Need to Need

As important as it is to care for and fill the needs of others, there often remains one need quite neglected: to likewise fill the needs of others. An easily overlooked service of which to offer is to allow the service of others as well. As backward as this might seem, we all have a deep desire for purpose and meaning in life which is quite easily fulfilled in the filling of the needs of others. If truly we have a need that we can allow another to fill, we offer a great service by allowing them to fill it. This filling of a need followed by proper appreciation is the gift of meaning and purpose. In fact, it is the gift of experiencing true life by allowing them to experience the joy of serving others. If we have found that life is more abundant and overflowing as we fill the needs of others, then it would be a disservice to be so independent as to negate our need for others and to deny them a similar abundant life.
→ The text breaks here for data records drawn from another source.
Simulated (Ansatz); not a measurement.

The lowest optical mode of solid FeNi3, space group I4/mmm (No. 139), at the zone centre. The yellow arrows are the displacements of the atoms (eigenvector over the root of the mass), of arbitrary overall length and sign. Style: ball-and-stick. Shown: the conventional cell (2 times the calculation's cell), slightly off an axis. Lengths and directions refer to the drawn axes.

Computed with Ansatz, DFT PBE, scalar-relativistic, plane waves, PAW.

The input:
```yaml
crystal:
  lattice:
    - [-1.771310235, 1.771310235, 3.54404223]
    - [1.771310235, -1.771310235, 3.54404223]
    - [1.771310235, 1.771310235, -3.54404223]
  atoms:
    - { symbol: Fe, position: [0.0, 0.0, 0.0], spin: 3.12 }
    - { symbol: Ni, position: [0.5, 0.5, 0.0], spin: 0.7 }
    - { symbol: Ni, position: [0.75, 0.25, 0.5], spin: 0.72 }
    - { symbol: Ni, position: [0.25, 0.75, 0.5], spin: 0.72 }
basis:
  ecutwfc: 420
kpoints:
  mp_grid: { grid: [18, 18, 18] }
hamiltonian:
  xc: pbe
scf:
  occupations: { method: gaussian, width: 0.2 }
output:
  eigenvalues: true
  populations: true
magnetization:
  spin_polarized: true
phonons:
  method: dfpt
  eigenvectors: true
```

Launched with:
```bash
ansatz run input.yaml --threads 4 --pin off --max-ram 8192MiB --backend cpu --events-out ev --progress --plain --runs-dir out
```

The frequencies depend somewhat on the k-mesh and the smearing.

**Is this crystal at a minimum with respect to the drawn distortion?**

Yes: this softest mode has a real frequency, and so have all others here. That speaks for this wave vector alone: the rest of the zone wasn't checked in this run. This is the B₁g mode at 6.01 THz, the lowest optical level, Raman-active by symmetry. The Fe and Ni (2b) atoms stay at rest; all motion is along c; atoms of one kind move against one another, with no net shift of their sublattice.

When we think about it from the standpoint of a corporate body, the need for need is not too hard to comprehend. A body only functions if each part is doing what is needed of it. How can we be a body unless we have need of the other parts? How can we need the other parts if we are completely self-sufficient? It would cease to be one body but rather many bodies. In a business, the easiest way to retain employees is to appreciate them and ensure that they are constantly needed and fulfilling an integral part of the whole while simultaneously not feeling like the whole all alone. An unneeded employee is just as disgruntled and unmotivated as an overburdened employee. Similarly, in a body of those seeking after righteousness, a significantly righteous act is to offer opportunities for others to perform selflessly and to reap the same benefits of righteousness and servitude toward others.

Obviously there are strong repurcussions and a dangerously slippery slope in enabling others to fill our needs. There is nothing righteous about a couch-potato of a man who "allows" his wife to serve him and their children every hour of every day while he watches TV and plays video games. It is equally unbefitting of a leader to "allow" his or her followers to blindlessly and repetitiously perform the duties of their organization while remaining unappreciated and unrewarded for their services. The need for purpose and meaning is not simply a need to serve, but also to be appreciated for such service.

A wise and righteous man will learn the ways to not only appreciate others, but to recognize his own needs and to utilize them for the specific purpose of appreciating those who fill them. We all know that God is completely sufficient without us, yet God allows us to serve Him. And when we know that we have done well and performed a service pleasing to God, it fills us with all the more joy. We must likewise learn to recognize our needs and to gracefully and appreciatively allow others to fill them. While we may find means of getting by on our own without putting another person out, we are just as well passing an opportunity to allow another the benefits of serving and loving. Let us then be on the lookout for what needs might best be filled by the love of others and offer up the opportunity for them to do so.

In order that one might feel the most appreciated, such a person must understand without question that this is indeed a need being filled and that we are quite grateful for the work. What this means is that we must at the same moment put ourselves in a humble state to request the service of another and to admit our need for help. This is probably the most difficult part of the entire service. Which person wishes to admit defeat from a task that they could probably find means of doing alone for the simple purpose of allowing another the victory of the task? It's a difficult thing to admit defeat for the purpose of enabling the victory of another. Yet such a simple act has the potential to benefit ourself while also filling the greater need of another. The long and short of it all is that we all need others and need to be needed by others. When we learn the proper balance of filling the needs of others with humbling ourselves to the service of others while properly appreciating them, we will learn to truly function as one body in both harmony and efficiency.